Marie-Caroline Jullien's research interests focus on soft matter and droplet-based microfluidics, such as but not limited to, foams, emulsions, chaotic mixing, and 2D turbulence.
For more information on her projects, visit her website: (link)
Miralles et al., Phys. Rev. Lett. 2014
in collaboration with Isabelle Cantat IPR-Rennes
We investigate the drainage of a 2D microfoam in a vertical Hele-Shaw cell, and show that the Marangoni stress at the air-water interface generated by a constant temperature gradient applied in situ can be tuned to control the drainage. The temperature gradient is applied in such a way that thermocapillarity and gravity have an antagonistic effect. We characterize the drainage over time by measuring the liquid volume fraction in the cell and find that thermocapillarity can overcome the effect of gravity, effectively draining the foam towards the top of the cell, or exactly compensate it, maintaining the liquid fraction at its initial value over at least 60 s. We quantify these results by solving the mass balance in the cell, and provide insight into the interplay between gravity, thermocapillarity, and capillary pressure governing the drainage dynamics.
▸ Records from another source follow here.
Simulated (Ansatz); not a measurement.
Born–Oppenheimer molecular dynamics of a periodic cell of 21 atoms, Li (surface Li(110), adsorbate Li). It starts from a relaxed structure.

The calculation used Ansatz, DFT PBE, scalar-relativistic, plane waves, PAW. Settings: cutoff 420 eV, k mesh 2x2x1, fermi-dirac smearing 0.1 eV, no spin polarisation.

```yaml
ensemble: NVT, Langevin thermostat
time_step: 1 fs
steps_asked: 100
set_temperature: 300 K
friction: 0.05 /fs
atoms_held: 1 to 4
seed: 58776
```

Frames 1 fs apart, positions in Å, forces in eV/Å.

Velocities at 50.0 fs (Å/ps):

The figure on the right represents the time evolution of the liquid fraction for varying the applied temperature gradient. At a critical temperature gradient, the gravitational drainage is stopped.
Miralles et al., Soft Matter 2016
in collaboration with Isabelle Cantat (IPR-Rennes), E. Rio (LPS-Orsay)
We report on a versatile technique for microfluidic droplet manipulation that proves effective at every step: from droplet generation to propulsion to sorting, rearrangement or break-up. Non-wetting droplets are thermomechanically actuated in a microfluidic chip using local heating resistors. Controlled temperature variation induces local dilation of the PDMS wall above the resistor, which drives the droplet away from the hot (i.e. constricted) region (B. Selva, I. Cantat and M.-C. Jullien, Phys. Fluids, 2011, 23, 052002). Adapted placing and actuation of such resistors thus allow us to push forward, stop, store and release, or even break up droplets, at the price of low electric power consumption (<150 mW). We believe this technically accessible method to provide a useful tool for droplet microfluidics.
Huerre et al., Phys. Rev. Lett., 2015.
Huerre et al., Lab. Chip, 2016.
in Collaboration with O. Theodoly and M..P. Valignat (LAI), I. Cantat (IPR) and A. Leshansky (Technion Univ.-Israel)
We study the motion of droplets in a confined, micrometric geometry, by focusing on the lubrication film between droplet and wall. When capillary forces dominate, the lubrication film thickness evolves non linearly with the capillary number due to viscous dissipation between meniscus and wall. However, this film may become thin enough (tens of nanometers) that intermolecular forces come into play and affect classical scalings. We report the novel experimental characterization of two dynamical regimes as the capillary number increases:
(i) at low capillary numbers, the film thickness is constant and set by the disjoinging pressure, while
(ii) above a critical capillary number, the interface behavior is well described by a Bretherton-like viscous scenario.
At a high surfactant concentration, structural effects lead to the formation of patterns on the interface, which can be used to trace the interface velocity. Our experiments yield highly resolved topographies of the shape of the interface and allow us to bring new insights into droplet dynamics in microfluidics.